Joseph Haydn was born in the village of Rohrau on the Hungarian border, the son of a wheelwright. He trained at the choir school of St Stephen’s Cathedral in Vienna from the age of eight until his voice broke. For eight years after that he eked out a miserable existence as a jobbing musician and composer, before he got his first permanent post as Kapellmeister. In 1761 he became vice-Kapellmeister to one of the richest men in the Empire, Prince Paul Anton Esterházy, and in 1766 he became Kapellmeister, a post he retained for the rest of his life.
Hans Keller claims that on a conservative count Haydn wrote forty-five profound and profoundly different, absolutely flawless, consistently original master quartets, each a violent, multi-dimensional contrast to any of the others. This calculation excludes the early divertimentos, which Haydn included in his listing of 83 quartets. No other quartet composer can begin to compare with this comprehensive testament.
Opus 54 is the first half of a set of six quartets dedicated to the violinist Johann Tost, who led the second violins in Haydn’s orchestra at Esterháza from 1783 until his departure for Paris in 1788. If we judge by the quartets Haydn wrote for him, he must have been an exceptional musician. By all accounts he was also a bit of a chancer, dreaming up a number of dubious schemes for cashing in on other people’s work. But both Spohr and Mozart also wrote quartets for him, so he was clearly not just any old fiddler with a fertile imagination.
This is the third of Haydn’s great C major quartets, and it must rank as one of his most original works, certainly the one with the most prophetic innovations. The asymmetrical opening tells us immediately that we are in for an inventive journey, especially as all harmonic expectations are immediately confounded. The second subject is played piano dolce in contrast to the assertive masculinity of the first, though both of them make great play of the shortest possible motifs. The profound passacaglia-like slow movement calls out for improvised shadings of the theme in order to intensify and deepen the music’s impact. This leads without a break into the minuet and trio.
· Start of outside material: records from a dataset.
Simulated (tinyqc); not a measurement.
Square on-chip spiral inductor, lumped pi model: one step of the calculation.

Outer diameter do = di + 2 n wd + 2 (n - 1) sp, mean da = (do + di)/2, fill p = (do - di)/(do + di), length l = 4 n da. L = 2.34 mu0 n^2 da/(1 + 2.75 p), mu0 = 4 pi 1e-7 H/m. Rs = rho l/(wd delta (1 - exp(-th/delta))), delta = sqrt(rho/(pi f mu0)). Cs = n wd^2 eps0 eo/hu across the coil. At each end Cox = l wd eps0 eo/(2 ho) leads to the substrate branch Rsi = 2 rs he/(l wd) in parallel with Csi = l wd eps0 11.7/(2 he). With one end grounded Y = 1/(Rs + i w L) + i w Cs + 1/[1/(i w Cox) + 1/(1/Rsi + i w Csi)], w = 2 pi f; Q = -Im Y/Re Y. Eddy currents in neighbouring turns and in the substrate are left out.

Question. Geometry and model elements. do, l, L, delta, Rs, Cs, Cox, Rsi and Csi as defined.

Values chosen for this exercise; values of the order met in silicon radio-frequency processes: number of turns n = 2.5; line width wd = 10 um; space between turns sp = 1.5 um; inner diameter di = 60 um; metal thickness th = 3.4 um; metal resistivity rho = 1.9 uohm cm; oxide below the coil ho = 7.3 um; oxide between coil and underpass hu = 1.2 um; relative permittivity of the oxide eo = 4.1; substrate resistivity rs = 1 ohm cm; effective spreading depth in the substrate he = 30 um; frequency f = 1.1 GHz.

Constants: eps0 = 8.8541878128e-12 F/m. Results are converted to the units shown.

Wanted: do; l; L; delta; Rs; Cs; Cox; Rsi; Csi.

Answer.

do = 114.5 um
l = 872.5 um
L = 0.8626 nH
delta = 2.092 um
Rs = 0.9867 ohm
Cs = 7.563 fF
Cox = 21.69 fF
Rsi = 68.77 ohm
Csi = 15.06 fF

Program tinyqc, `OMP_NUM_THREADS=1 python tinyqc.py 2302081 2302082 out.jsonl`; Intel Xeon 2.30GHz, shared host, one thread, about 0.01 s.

The finale has Haydn breaking even more new ground. Music history credits the big nineteenth century symphonists, such as Mahler and Tchaikovsky, with the discovery of the adagio finale, but here we have Haydn with the fully-fledged idea. He even tries to pretend that it is just a slow introduction, if a rather long one, by inserting a conventional presto where we might expect the main body of the movement to appear. However, this quickly stutters to a halt and the adagio returns and we realise that the presto was the central section of a ternary form slow movement. As in the first slow movement the first violin is given a profusely ornate melody movingly contrasted with the simple, deep-breathed part in the cello. A quartet to treasure.